Preachers are such an easy target.
And church-goers in general, way too easy
for the culture to lampoon and caricature.
I’m not breaking any news here, am I?
We used to be the mainstream
and one of the weightbearing pillars of society,
and when we occupied that space,
it was just pot-shots from intellectuals.
Now, reduced to categories and demographics
in the partisan cultural divide,
us church-goers have become easy sources of humor.
But the best of that humor, and
one of the first and most famous,
is still “Elmer Gantry,” by Sinclair Lewis.

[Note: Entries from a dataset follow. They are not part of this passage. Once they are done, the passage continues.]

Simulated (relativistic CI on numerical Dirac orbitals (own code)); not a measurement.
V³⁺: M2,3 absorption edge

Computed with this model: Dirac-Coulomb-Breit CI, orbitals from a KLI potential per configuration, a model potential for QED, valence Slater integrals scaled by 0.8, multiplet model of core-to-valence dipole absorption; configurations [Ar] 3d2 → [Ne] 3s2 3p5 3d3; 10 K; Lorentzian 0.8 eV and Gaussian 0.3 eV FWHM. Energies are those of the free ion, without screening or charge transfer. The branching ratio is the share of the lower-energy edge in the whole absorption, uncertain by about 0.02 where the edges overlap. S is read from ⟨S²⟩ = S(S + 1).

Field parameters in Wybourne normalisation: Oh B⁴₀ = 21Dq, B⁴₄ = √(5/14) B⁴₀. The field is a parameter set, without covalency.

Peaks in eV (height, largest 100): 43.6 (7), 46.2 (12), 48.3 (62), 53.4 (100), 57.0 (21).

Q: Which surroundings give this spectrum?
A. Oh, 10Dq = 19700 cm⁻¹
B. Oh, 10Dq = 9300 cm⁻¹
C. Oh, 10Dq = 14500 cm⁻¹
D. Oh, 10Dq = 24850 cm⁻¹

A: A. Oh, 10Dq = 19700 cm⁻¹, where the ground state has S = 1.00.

It was written in the 1920’s when Fundamentalism
and Pentecostalism were taking off
in non-denominational form,
and infiltrating the more mainline
Baptists and Methodists.
It was a satire of Christian hypocrisy
with Elmer an amoral, self-interested charlatan
that becomes a nationally renowned
preacher and evangelist.
I’m sure many of us read it once, years ago.
It is a little painful to read now
because it appears that the Elmer Gantrys
have taken over religion and politics
in our moment in history.
Be that as it may,
I want to read a brief excerpt of a sermon
Elmer preaches, a kind of signature theme of his.
You have to hear this as Burt Lancaster
playing Elmer Gantry,
preaching in a tent to the suckers born every minute,
with a smarmy lilt and slight drawl:
“Love! Love! Love! How beauteous
the very word! Not carnal love
but the divine presence.
What is Love? Listen!
It is the rainbow that stands out,
in all its glorious many-colored hues,
illuminating and making glad
against the dark clouds of life.
It is the morning and the evening star,
that in glad refulgence,
there on the awed horizon,
call Nature’s hearts to an uplifted rejoicing
in God’s marvelous firmament!”
Love, love, love. (“Elmer Gantry” by Sinclair Lewis, Chapter 20)
I offer that bit of satire
in contrast to Teihard de Chardin,
the famous French Jesuit paleontologist
and theologian.
Maybe they are almost the same,
except the religion that Sinclair Lewis
was lampooning
is built upon wiggly worms of anxiety about death,
while Chardin embraces death
as a natural source of fire in a cosmos of love.
“And on that day, for the second time
in the history of the world,
we shall have discovered fire.”
Elmer Gantry knew we hate death.
Death is like a raspberry seed stuck in our teeth.
It doesn’t matter how magnificent and beautiful
the day,
the month,
the year,
the life…
just the idea that death is inevitable
makes it a ghostly presence in our midst.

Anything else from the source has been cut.